Just Do It: A Tale of Modern-Day Outlaws
Just Do It was filmed over a year as filmmaker Emily James gained unprecedented access to activist meetings and events, focused mainly around the members of environmental groups Climate Camp and Plane Stupid. The filming is scrappy but insightful, and the real stars of this show are the activists themselves – whether you love them or hate them.
It’s fair to say that most people will agree with the cause, but that isn’t really the issue of the film – it gives barely any time to the problems we are facing environmentally and instead focuses on the activists that we see on the news who have super-glued themselves to banks or set up shop outside a power station. Just Do It follows a number of these radical environmentalists as they embark on their highly organised operations; including a rally where they dress as capitalists (ironically) calling for an increase in carbon trading, an attempted high-jacking of a coal power station, and a mass demo in Copenhagen’s 2009 G20 summit.

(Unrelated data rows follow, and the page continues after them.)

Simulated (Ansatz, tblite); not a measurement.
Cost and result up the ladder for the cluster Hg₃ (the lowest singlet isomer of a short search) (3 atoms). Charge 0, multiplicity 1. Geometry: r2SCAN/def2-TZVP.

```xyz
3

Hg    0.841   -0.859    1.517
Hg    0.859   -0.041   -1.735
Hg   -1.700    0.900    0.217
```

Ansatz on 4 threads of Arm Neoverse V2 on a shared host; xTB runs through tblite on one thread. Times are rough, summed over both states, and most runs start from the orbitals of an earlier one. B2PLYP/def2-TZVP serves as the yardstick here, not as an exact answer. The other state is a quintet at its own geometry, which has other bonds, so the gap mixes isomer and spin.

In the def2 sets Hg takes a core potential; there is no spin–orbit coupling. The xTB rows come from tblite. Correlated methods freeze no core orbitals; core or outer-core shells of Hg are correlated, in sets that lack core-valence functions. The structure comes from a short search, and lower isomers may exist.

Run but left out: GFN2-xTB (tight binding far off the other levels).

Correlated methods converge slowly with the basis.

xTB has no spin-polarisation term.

Just Do It is certainly biased towards the activists as the film focuses largely on their plight against authority to hold demonstrations. This can get a little grating – as the title suggests, their ‘modern-day outlaw’ identities often results in a somewhat cavalier attitude to their cause, and on many occasions the film seems to belittle those who ‘have never been arrested before’ or those who ‘just recycle’. Yet while this extremism can seem a little, well, extreme, this is the nature of the film’s subject and quite unashamedly so.
Perhaps painting a more uncomfortable picture of a system unwilling to change than environmental problems, probably the most dramatic point of the film is where producer Lauren Simpson gets arrested and the videos are seized – which illuminates what the activists are regularly up against with particular force. Yet at the same time, Just Do It mostly fails in rousing the viewer into action, especially considering that many of the activists are willing to admit their plight is more for individual wellbeing than actually making a change.
Outside of political preferences, Just Do It is an interesting film; it promises to give an insight into the activist community and it fulfils that promise with a unique view of a group of people who are clearly passionate about their cause. Like them or loathe the ‘modern-day outlaws’, the film will propel you into their world – warts and all.